A prehistoric monument has become the stage for a modern debate about protest, politics, and the planet. This week, three members of Just Stop Oil walked free from Salisbury Crown Court after being cleared of causing a public nuisance for spraying Stonehenge with a harmless orange powder last summer.
The verdict — six hours in deliberation — marks another moment in the long, uneasy dance between activism and the law. Rajan Naidu, 74, Oxford student Niamh Lynch, 23, and Luke Watson, 36, had all admitted taking part in the action on 19 June 2024, the day before the summer solstice. However, they denied that their protest constituted vandalism.
Their bright-orange gesture — made with colour blasters filled with cornflour, talc, and dye — was over in minutes. The stones were swiftly cleaned for £620, leaving no permanent trace. Still, the image of Stonehenge cloaked in a haze of orange made global headlines. For some, it was an act of desecration; for others, a vivid reminder of what’s at stake in the climate crisis.
Prosecutors described the protest as “carefully planned vandalism”, arguing that the trio had caused serious annoyance and distress to the public and risked disrupting one of Britain’s most symbolic sites. The defendants countered that they had acted peacefully and with care — even researching biodegradable materials to ensure no damage to the stones. Their aim, they said, was to confront the government’s inaction on fossil fuels, not history itself.
The case hinged on a familiar but fraught question: how far can protest go before it becomes criminal? The defence cited Articles 10 and 11 of the European Convention on Human Rights — freedom of expression and the right to protest. The judge, Paul Dugdale, told the jury to consider whether convicting the activists would be a “proportionate interference” with those rights. “Everyone’s entitled to express their own opinion,” he said, “even if we disagree.”

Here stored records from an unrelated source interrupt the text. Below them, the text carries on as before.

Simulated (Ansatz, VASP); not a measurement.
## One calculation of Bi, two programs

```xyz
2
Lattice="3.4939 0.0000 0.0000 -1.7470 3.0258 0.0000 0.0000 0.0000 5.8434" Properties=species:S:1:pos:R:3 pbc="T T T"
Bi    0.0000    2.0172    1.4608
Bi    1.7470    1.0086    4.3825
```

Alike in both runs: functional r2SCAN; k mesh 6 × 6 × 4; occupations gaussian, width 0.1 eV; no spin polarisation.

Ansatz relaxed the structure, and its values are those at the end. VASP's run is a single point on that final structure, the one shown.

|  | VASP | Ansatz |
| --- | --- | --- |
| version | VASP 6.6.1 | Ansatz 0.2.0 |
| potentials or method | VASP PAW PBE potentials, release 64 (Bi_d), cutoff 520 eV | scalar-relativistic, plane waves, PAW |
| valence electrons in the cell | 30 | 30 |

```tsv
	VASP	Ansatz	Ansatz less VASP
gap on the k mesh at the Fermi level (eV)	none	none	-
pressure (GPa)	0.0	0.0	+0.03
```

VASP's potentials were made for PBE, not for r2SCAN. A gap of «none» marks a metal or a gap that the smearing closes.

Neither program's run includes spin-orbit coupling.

It’s a delicate balance, and one that the courts are now being asked to strike with growing frequency. The UK government has made no secret of its frustration with disruptive protests, tightening legislation around public nuisance and giving police greater powers to intervene. Yet cases like this one show that juries remain reluctant to equate protest with crime, especially when no harm is done.
After the verdict, the three activists embraced quietly in the dock — a small, human moment amid months of political noise. Outside the court, their solicitor Francesca Cociani called the prosecution “an affront to the right to protest,” describing the outcome as a victory for free expression. “Time and time again,” she said, “we’re seeing that right eroded.”
The protest itself now feels like an echo from another era — pre-election, pre-Leipzig floods, pre-everything — but its imagery endures. The ancient stones standing motionless under a dusting of orange became, for a day at least, a kind of accidental artwork: half ritual, half provocation.
Whether one sees the act as art, activism, or nuisance depends mainly on where one stands — politically and philosophically. But the acquittal at least acknowledges something fundamental yet increasingly contested: that the right to dissent, to make a visible mark of disagreement, still has a place in public life.